Morgan Stanley’s lead auto analyst, Adam Jonas, is now also being described the bank as a “shared mobility” researcher — a clear signal that among Wall Streeters, he’s continuing his campaign to be the most out-there student of the disruption currently going on in the transportation business.
Jonas and his team cover General Motors, Ford, Fiat Chrysler Automobiles, Tesla, and rental car companies, among others. If Uber ever undertakes an IPO (perhaps with Morgan Stanley playing a role in, if not leading, the underwriting), then Jonas and his team will likely initiate coverage.

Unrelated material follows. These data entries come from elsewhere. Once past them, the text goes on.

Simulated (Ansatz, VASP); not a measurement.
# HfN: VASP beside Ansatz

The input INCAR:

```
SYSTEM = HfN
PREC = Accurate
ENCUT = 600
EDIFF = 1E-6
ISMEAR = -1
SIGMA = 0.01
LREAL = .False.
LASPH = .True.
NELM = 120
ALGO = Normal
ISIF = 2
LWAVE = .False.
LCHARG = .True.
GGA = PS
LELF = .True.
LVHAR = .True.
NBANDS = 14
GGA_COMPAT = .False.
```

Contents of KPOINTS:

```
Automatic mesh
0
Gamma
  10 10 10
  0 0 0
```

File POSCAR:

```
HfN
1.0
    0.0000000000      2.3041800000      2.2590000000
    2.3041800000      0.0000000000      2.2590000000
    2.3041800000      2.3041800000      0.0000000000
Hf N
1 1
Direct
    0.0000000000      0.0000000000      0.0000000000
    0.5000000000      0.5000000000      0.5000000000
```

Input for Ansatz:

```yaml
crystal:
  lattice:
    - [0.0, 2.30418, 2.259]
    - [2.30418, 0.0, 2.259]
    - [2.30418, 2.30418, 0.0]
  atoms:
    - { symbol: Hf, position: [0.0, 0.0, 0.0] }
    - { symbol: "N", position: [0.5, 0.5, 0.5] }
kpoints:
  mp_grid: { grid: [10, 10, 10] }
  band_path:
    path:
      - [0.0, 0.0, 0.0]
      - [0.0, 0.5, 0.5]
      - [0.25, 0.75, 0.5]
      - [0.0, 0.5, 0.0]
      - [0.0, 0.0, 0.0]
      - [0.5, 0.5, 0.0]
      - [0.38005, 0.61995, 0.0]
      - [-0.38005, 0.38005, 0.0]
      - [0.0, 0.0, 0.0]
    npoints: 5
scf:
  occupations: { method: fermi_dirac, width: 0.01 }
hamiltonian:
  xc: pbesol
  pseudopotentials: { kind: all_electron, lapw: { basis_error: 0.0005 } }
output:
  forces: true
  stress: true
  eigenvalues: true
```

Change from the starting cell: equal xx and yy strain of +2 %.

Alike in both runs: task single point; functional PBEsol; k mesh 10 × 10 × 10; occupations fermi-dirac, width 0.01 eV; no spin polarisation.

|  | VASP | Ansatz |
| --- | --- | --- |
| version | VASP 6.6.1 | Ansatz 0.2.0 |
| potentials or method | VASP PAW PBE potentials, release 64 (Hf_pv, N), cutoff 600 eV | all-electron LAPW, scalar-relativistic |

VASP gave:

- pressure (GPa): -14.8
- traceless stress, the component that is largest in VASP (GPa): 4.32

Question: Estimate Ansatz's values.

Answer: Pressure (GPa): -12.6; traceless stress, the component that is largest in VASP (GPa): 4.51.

In the past few weeks, Jonas has unleashed a flurry of research, on Ford and FCA. He’s also shared some comments on Intel’s stunning $US15-billion acquisition of Mobileye. It’s important to see these
It’s important not to see these notes in isolation, but rather as a part of an overall thesis that Jonas has been developing about the future of mobility. And while Jonas has focused a lot on how Tesla will change mobility, he more recently has honed in on the original equipment manufacturers or OEMs, which is the auto-industry term for the big car companies.
For the record, Jonas is bullish on Tesla (although not as bullish as he was about a year and a half year ago), cautious on Ford, and relatively bullish on FCA.
All about the data
On Intel’s acquisition of Mobileye, Jonas argued that the deal “highlights the strategic value of the global auto sector at a time of unprecedented disruption.”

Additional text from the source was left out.